No tropical storms expected to impact Florida; Melissa now well offshore of Northeast US

By Bryan Norcross - Hurricane Specialist

An area of disturbed weather is slowly coming together in the extreme southwestern Caribbean Sea. And an unusual tropical disturbance is forecast to develop near Africa.

An AREA OF DISTURBED WEATHER is trying to consolidate in the southwestern Caribbean Sea.  It has a slight chance of organizing into a tropical depression before it moves over Central America. Flooding rain is a threat over Honduras, Belize, Guatemala, and southern Mexico.

The disturbance is part of a large area of tropical moisture that is forecast to straddle Central America for the next few days. Toward the end of the week, a more organized system might develop on the Pacific side of Mexico and/or in the extreme southern Gulf of Mexico.  

Toward the end of the week, if we get a system in the southern Gulf, we’ll watch it for effects on the north or northwestern Gulf Coast.  No effects in Florida are expected.

MELISSA consolidated its thunderstorms near the center enough to be technically called Tropical Storm Melissa.  Now the system is weakening well offshore, and is forecast to die out later today.  The remnants of Melissa will be absorbed into a North Atlantic cold front in a few days.

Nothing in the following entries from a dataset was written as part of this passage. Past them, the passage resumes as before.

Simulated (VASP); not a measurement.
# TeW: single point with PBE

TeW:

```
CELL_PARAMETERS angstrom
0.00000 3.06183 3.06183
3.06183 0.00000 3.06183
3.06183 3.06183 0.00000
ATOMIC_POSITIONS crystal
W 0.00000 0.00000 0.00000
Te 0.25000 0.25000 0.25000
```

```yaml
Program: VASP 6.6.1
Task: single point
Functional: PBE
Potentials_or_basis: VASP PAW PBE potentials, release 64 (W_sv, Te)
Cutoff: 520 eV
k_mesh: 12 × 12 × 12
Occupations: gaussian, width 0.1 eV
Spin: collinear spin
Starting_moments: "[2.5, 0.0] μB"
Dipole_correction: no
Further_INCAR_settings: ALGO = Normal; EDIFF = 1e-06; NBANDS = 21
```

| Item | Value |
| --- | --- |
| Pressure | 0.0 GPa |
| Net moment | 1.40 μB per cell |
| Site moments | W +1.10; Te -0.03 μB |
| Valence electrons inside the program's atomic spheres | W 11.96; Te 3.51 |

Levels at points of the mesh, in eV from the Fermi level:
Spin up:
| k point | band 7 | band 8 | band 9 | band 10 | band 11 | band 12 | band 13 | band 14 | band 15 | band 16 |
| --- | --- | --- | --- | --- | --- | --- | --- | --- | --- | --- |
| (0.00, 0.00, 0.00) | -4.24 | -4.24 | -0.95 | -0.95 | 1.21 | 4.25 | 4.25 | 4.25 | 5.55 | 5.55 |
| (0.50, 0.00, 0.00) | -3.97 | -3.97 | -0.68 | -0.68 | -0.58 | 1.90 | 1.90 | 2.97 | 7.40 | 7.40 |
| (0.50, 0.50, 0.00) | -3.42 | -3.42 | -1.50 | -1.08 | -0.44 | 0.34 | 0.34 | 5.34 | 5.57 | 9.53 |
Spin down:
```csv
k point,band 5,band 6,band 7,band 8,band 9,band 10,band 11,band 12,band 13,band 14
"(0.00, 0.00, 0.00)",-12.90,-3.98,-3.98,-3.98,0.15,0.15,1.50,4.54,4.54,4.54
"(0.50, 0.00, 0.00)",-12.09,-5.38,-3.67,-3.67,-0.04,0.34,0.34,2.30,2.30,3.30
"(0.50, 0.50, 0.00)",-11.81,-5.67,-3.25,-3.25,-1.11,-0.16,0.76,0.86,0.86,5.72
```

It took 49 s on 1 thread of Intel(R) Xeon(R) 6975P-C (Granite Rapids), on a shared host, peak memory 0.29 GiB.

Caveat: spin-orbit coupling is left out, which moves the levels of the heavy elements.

A TROPICAL DISTURBANCE will move off of Africa late today.  It’s unusual for tropical systems to thrive in the eastern Atlantic this late in the season, but this one is strong enough that it might briefly organize into a tropical depression or tropical storm.  It could bring stormy weather to the Capo Verde islands off Africa in the next couple days before it is killed off by typically unfavorable upper winds.

ELSEWHERE, there are no areas of concern in the tropics.